Armenian self-taught painters from Tbilisi and an unknown canvas by K. Grigoryants
DOI:
https://doi.org/10.61671/hos.8.2025.9101Keywords:
K. Grigoryants, “Queen Tamar and Shota Rustaveli”, “Rare Stories of Old Tbilisi”, V. Elibekyan, V. KhojabekovAbstract
Armenian painting in Georgia has a long history. Already from the 17th century, there were Armenian artists' families in Tbilisi. The oldest famous family of Hovnathanians lived in Tbilisi from the 17th century. At the beginning of the 20-th century, a group of Armenian women artists was already active in Tbilisi. Professionals who received education in Russia and Europe, as well as self-taught great masters V. Khojabekov, K. Grigoryants, and V. Elibekyan, who brought the life of old Tbilisi to the canvas with exceptional clarity, made an immeasurable contribution to the formation of the Tbilisi Armenian Art School.
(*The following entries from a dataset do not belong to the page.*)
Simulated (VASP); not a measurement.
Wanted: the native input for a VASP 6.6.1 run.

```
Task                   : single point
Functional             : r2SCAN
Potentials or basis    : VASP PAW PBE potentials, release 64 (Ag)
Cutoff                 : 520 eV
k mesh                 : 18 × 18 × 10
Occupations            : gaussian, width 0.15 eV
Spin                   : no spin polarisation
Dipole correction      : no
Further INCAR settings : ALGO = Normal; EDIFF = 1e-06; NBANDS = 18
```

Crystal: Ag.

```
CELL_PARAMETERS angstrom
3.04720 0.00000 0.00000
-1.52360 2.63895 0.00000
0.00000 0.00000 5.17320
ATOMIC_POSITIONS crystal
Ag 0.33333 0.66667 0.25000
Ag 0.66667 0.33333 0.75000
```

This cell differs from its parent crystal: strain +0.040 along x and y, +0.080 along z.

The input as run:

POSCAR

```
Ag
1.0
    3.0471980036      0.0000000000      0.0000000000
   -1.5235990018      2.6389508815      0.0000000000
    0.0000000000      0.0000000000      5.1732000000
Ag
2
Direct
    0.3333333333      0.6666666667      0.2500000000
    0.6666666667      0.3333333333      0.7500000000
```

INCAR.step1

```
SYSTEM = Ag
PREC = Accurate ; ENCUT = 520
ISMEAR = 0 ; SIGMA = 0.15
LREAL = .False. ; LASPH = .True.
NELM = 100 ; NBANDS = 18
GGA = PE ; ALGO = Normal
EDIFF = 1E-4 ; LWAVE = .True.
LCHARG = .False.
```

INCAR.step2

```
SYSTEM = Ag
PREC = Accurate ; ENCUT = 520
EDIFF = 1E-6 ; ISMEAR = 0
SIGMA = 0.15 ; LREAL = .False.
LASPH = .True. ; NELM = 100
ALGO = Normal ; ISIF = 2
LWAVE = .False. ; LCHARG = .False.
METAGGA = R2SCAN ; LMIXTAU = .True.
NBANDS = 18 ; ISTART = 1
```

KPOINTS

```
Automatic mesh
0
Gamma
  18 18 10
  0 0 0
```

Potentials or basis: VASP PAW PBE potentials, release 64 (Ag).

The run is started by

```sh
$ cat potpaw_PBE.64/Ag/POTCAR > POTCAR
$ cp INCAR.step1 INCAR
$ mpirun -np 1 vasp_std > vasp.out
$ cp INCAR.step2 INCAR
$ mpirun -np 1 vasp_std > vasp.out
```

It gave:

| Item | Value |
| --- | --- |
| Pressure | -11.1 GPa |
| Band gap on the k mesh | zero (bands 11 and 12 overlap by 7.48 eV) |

K. Grigoriants's work depicting the life of old Tbilisi can be found in artistic, theatrical and literary circles. He was a primitivist self-taught artist, a contemporary of Firosmani and similar to Firosmani, he created portraits and still lifes with characteristic Georgian painting and made signs. According to S. Kldiashvili, K. Grigoryants was the author of 12 books. The texts are almost completely lost. In 2011, K. Grigoryants's „Rare Stories of Old Tbilisi“ was published The book is decorated with the author's drawings and includes all 40 drawings known at the time. K. Grigoryants's previously unknown „Queen Tamar and Shota Rustaveli“ was not among them. The National Parliament Library of Georgia purchased the painting from a private person in 2022. V. Khojabegov's painting is as original as the existence of old Tbilisi. He mainly painted genre scenes. The forgotten tradition preserved in Khojabegov's painting „Groom’s dance on the grave of his parents" is very interesting. The everyday life of the townspeople is depicted in a theatrical environment. The old Tbilisi captured in the pictures of Grigoryants, Khojabegov, and Elibekyan revives the self-contained face of Tbilisi of the late 19th and early 20th centuries, urban traditions, clothes of Tbilisi residents, and urban entertainments. The naive works of self-taught Armenian artists from Tbilisi are considered to be prominent records of Tbilisi's life.